Treasury bill maturity dates are least likely to be:
options:
Four weeks.
Thirteen weeks.
52 weeks.
Thirty years.
The correct answer and explanation is:
The correct answer is: Thirty years.
Treasury bills (T-bills) are short-term debt securities issued by the government to finance its operations. These bills are typically issued at a discount and do not pay periodic interest but are redeemed for face value upon maturity. The maturity periods for T-bills are generally short-term, and the most common maturities are four weeks, thirteen weeks, and fifty-two weeks. These short durations make them a highly liquid and low-risk investment option.

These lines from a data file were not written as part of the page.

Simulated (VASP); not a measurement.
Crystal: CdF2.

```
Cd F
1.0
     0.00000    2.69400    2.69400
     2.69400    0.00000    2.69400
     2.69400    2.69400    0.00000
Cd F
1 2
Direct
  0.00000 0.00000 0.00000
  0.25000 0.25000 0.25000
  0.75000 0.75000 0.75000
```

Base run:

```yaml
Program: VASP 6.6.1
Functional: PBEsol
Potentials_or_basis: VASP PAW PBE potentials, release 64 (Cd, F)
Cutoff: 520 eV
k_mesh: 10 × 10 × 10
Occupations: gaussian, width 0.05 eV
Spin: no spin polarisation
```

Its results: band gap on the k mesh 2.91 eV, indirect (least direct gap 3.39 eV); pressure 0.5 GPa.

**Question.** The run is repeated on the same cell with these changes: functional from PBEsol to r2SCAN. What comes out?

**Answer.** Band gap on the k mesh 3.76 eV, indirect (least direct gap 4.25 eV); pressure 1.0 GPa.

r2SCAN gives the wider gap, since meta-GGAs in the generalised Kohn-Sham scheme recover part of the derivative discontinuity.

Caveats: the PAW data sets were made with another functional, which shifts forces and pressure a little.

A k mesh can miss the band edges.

T-bills are commonly used by investors who are looking for safe, short-term investments. They are often favored by institutional investors, government entities, and individual investors looking for a safe place to park their money temporarily. Due to their short-term nature, T-bills offer lower yields compared to longer-term government debt securities such as Treasury notes and Treasury bonds.
In contrast, Treasury bonds are long-term securities with maturities ranging from 10 years to 30 years. Treasury bonds pay interest semi-annually and are redeemed for face value at maturity. Therefore, a 30-year maturity is typical for Treasury bonds, not Treasury bills. The long-term commitment of 30 years would not align with the purpose of T-bills, which are intended to fulfill short-term funding needs for the government.
The primary function of T-bills is to serve as a short-term financing tool for the government, and their shorter maturity periods allow for quicker turnover of capital. A 30-year T-bill would defeat this purpose, as it would tie up government funds for an extended period, which is not aligned with the role T-bills play in the financial system. Therefore, the least likely maturity date for a Treasury bill is thirty years.